I haven’t seen my lovely friend A in several months as she’s been Stateside sampling lobsters and fresh corn on the Maine coast, but thanks to the power of the Internet, she has managed to give me a truly fantastic gift in the shape of this recipe for broccoli slaw from Smitten Kitchen…

Fresh and simple, it re-invented the wheel somewhat for me in how I eat my favourite vegetable. I could eat broccoli with everything including breakfast, but I had never thought to try it raw until now. And it is revolutionary. It tastes fresher, less boarding house brassica in after taste and is addictively crunchy in texture. And of course, if you’re feeling lazy, it makes it even easier to get your 5 a day than getting the steamer out and playing the waiting game.

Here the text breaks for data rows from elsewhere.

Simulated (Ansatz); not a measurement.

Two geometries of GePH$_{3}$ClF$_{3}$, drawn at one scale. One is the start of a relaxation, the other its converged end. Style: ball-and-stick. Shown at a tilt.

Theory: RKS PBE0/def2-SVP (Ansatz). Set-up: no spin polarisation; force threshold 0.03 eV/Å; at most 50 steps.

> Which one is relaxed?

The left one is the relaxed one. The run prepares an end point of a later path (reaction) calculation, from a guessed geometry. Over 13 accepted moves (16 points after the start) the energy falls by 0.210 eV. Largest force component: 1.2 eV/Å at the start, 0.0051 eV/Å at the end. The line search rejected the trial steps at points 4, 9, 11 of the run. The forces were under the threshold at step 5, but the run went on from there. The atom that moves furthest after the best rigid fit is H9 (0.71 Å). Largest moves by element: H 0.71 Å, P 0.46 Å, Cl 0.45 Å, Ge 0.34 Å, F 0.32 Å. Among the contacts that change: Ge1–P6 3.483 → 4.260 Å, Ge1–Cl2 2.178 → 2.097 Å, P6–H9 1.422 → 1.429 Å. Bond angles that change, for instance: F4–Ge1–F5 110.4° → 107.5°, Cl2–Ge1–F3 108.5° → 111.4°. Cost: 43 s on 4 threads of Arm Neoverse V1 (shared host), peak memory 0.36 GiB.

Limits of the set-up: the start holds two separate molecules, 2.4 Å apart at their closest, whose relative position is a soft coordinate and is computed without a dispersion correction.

While I was immediately interested in this lovely sounding slaw, I also automatically started making plans to change the recipe. Deb suggests using her buttermilk dressing, but after my recent buttermilk disaster, I am steering well clear of the stuff until I can find a decent source. I was also perturbed by the amount of sugar and mayonnaise in it. If I’m going to eat raw veggies I want them to be super healthy (so that I can keep my fat intake for a nice cheese elsewhere). I also don’t like dried fruit in savoury dishes and find dried cranberries to be extremely expensive. And I didn’t have any flaked almonds…

So instead I made a dressing from live yoghurt with a big splash of cider vinegar and some salt and pepper. Creamy, yet tangy it goes beautifully with the broccoli and is low fat and easy while not creating any washing up as it can be mixed straight into the slaw. I then perked it up with some thinly sliced red onion, a handful of pumpkin seeds and in a flash of inspiration, some fresh pomegranate seeds. Super healthy and incredibly pretty!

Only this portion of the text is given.